Non-contiguous data handling, restructure for multiple transports #100

cwpearson · 2024-06-20T22:46:57Z

This is a big PR that does a lot of things that I felt were interrelated

Prepare for non-MPI "transports"

This is all modeled after Kokkos Core. Each transport will have its own subdirectory under src (like Kokkos' backends). The interface that each transport needs to implement is a struct. For example, Irecv, from KokkosComm_fwd.hpp:

template <KokkosView RecvView, KokkosExecutionSpace ExecSpace = Kokkos::DefaultExecutionSpace,
          Transport TRANSPORT = DefaultTransport>
struct Irecv;

Why a struct? Because in practice what this means is that the transport will have a partial specialization (not allowed for functions) that looks like this (from mpi/KokkosComm_mpi_irecv.hpp):

template <KokkosExecutionSpace ExecSpace, KokkosView RecvView>
struct Irecv<RecvView, ExecSpace, Mpi> { ... };

Where Mpi is a struct in the KokkosComm namespace, analogous to e.g. Kokkos::Cuda. A Serial transport would have a corresponding

template <KokkosExecutionSpace ExecSpace, KokkosView RecvView>
struct Irecv<RecvView, ExecSpace, Serial> { ... };

NCCL would have

template <KokkosExecutionSpace ExecSpace, KokkosView RecvView>
struct Irecv<RecvView, ExecSpace, NCCL> { ... };

and so on.

To support this, a lot of the include structure needs to be refined and adjusted to more closely match how Kokkos Core does it.

Future work:

can we have two enabled transports? If so, do we have a preferred and a fallback? Does choosing between them need to happen at runtime?
Convert the rest of our MPI APIs into this style.

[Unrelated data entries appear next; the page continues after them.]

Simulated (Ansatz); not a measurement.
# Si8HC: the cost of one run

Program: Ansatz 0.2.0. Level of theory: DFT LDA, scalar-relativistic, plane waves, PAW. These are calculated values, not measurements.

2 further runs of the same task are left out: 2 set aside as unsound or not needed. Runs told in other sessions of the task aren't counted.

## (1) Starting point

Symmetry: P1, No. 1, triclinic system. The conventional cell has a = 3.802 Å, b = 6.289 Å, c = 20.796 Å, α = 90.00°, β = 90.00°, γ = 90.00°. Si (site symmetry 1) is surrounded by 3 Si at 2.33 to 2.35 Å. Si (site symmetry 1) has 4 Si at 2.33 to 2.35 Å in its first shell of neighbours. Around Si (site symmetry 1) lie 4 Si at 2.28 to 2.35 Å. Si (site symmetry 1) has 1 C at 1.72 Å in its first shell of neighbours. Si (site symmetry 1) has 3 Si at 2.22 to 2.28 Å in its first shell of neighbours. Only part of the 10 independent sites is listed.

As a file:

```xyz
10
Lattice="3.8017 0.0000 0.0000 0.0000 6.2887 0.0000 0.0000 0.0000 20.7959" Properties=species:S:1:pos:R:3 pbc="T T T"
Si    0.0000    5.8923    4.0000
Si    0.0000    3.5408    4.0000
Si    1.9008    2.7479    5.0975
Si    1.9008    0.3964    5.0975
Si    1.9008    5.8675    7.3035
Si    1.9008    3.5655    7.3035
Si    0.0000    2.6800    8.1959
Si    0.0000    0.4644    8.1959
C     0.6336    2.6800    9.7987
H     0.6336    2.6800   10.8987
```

Non-contiguous view handling in MPI

Now that we have a place to implement MPI-specific things, this is where we can do non-contiguous data handling strategies. Originally I thought this was orthogonal to the transport, but it is not - consider if we want to use MPI Derived Datatypes to handle non-contiguous data.

The current implementation basically defines a sequence of seven "phases" to coordinate Kokkos execution space instances, MPI communicator, and associated non-contiguous data handling operations:

Five phases to get the communication posted

init_fence (optional fence before host-side calls)
allocations (optional allocations)
pre_copies (optional data copies)
pre_comm_fence (optional fence before host-side calls)
comm (actually make MPI calls)

Plus two more that happen after the communication has posted

wait (optional wait for MPI calls)
post-wait (optional operations after waits)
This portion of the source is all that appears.